With the advent of commercial satellite imagery and freely available tools to use it, we can now analyze landscapes with a clarity previously reserved for spy agencies. Google Maps/Earth has been a rather useful option not only for armchair geographers, but also for those of us who prefer doing field work. To laymen, this tool allows an unprecedented access to Earth’s exploration from above.
In the context of the geography of conflict, to be able to “visit”—via satellite imagery—regions and countries engaged in territorial issues can be extremely rewarding. At the same time, it is also a confirmation of the world’s cultural geographic complexity. Each visit to a region in conflict answers many questions, yet almost always generates even more new questions. This is the beauty of doing geographic research and analysis—it never becomes old or boring!
To illustrate my point, allow me to take you on brief exploration to various corners of the world. But remember, no individual will ever “see” and certainly will not connect the spatial aspects in exactly the same manner as another. People from different cultures, countries, political philosophies, or from any other background do indeed draw differing conclusions and opinions about the issues people face within a geographic region. Thus, not only what we look at matters, but also how we understand and interpret it is extremely significant.
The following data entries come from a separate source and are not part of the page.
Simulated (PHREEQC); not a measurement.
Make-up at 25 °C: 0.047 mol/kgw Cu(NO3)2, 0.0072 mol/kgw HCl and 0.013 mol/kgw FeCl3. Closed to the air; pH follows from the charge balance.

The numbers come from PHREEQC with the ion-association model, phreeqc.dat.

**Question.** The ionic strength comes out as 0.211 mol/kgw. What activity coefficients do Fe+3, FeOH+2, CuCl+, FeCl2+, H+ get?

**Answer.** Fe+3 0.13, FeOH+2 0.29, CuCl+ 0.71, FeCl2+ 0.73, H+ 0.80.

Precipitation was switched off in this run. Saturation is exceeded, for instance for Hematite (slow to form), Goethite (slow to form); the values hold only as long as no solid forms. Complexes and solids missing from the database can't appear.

Figure 1(Link). Borderlands between Israel, Egypt, and the Gaza strip. Note the zone of separation, sharp differences in urbanization patterns, and overall land use.
Figure 3 (Link). The island of Cyprus has been divided since 1974 into Greek (southern) and Turkish (northern) parts. Can you identify the United Nations’ administered buffer zone that divides the two sides?
Figure 4 (Link). Georgia’s breakaway republic of Abkhazia has de facto independence with Russia’s support. This and other nearby conflicts (e.g., South Ossetia) are among the unfortunate outcomes of the Soviet Union’s dissolution, still affecting Georgia a quarter century later.
Figure 5 (Link). Khyber Pass and the Torkham Gate on the border between Afghanistan and Pakistan. This is one of the most important transportation corridors in the region and, unsurprisingly, is an area of significant importance to various sides in Afghanistan’s seemingly never-ending conflict.
Figure 6 (Link). The North and South Korea borderland is the one of enormous difference. It is impossible to not notice where one Korea ends and another begins.
Figure 7 (Link). Northern Ireland’s toponyms (place names) play an important role depending upon whether one is Irish Catholic or an Irish Protestant. The view is of Londonderry/Derry, a city divided not only by a river. Emotions here can run high when discussions about the Troubles arise.
Figure 8 (Link). Border dispute between Croatia and Slovenia in the Gulf of Piran is yet to be solved after a quarter century of debate since the countries’ independence from Yugoslavia. A good amount of current conflicts and border disputes worldwide can be attributed to incredible past oversights in delineating boundaries (without geographers present) to avoid future issues.
Figure 9 (Link). Another oversight in delineating the boundaries: Point Roberts, United States. Unknown to many Americans this is the only part of the “lower 48” that in order to visit by land requires leaving the country. Gone are the days when the United States considered a war against Canada in order to gain entire control of the Juan de Fuca straight. Also, gone are the days when we could drive to Canada and back only with a driver’s license, expecting no annoyance at the border.
Figure 10 (Link). Territorial claims and disputed territories, like the Falkland Islands (Malvinas for the Argentinians), are burning issues in the geography of conflict. No region is immune from at least some sort of a territorial issue and, if the past is any indicator, this trend will continue for a long time. Tensions are always more heightened in the areas with potentially abundant natural resources like the Falkland Islands (oil and gas).
Moving Right Along
Each of the above examples has a very interesting historical background and is worth exploring further. Do not stop there, because there are many other interesting corners of the world waiting to be visited through the Google Maps/Earth. Keep in mind, however, that this is only a supplemental tool for true exploration, not a replacement for boots on the ground and a map in hand. That is, assuming your willingness to be an enemy of a State.